I’m trying to read 104 books* this year. Here are some thoughts about the ones I read over the last two weeks!
—
I started by reading Artificial Condition, by Martha Wells (2018), the second book in the Murderbot Diaries. (I read the first one a few weeks ago). This adventure sees the titular Murderbot exploring a mystery from its past while also trying to keep a group of young researchers from getting themselves killed. As with the first book, the actual plot of the novella, which is sort of standard sci-fi thriller material, is not really the point. The delight in the series so far is in watching Murderbot try to move through the world without appearing too scary or too human. I did particularly like the spaceship AI that Murderbot befriends early in the story. Wells has a gift for writing sentient AI in ways that feels consistent and compelling rather than just rehashes of lazy tropes.

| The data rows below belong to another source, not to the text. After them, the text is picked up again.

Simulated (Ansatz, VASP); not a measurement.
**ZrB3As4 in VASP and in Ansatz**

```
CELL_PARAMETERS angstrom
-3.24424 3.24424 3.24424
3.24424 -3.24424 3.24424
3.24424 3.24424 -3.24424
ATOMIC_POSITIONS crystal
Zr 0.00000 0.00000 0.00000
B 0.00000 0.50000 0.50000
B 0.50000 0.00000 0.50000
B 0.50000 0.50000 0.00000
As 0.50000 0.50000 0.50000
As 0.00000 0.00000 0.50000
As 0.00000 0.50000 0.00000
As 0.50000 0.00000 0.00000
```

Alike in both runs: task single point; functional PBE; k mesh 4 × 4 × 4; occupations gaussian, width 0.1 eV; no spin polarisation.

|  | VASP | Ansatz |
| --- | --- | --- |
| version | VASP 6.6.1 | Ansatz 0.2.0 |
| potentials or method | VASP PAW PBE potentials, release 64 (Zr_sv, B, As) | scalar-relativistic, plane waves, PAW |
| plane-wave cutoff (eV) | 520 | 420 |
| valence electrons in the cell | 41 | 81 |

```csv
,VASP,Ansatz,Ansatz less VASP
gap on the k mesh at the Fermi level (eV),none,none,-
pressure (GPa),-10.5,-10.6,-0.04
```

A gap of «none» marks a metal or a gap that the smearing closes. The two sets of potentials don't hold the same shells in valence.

I don’t otherwise have anything too terribly clever to say about Artificial Condition — it’s more Murderbot, and is therefore enjoyable.
—
From that I moved to Why I Write, by George Orwell (published 2007, from essays published in the ’30s and ’40s). This is a small collection of four Orwell essays: Why I Write, The Lion and the Unicorn: Socialism and the English Genius, A Hanging, and Politics and the English Language, of which the titular essay is actually the least interesting.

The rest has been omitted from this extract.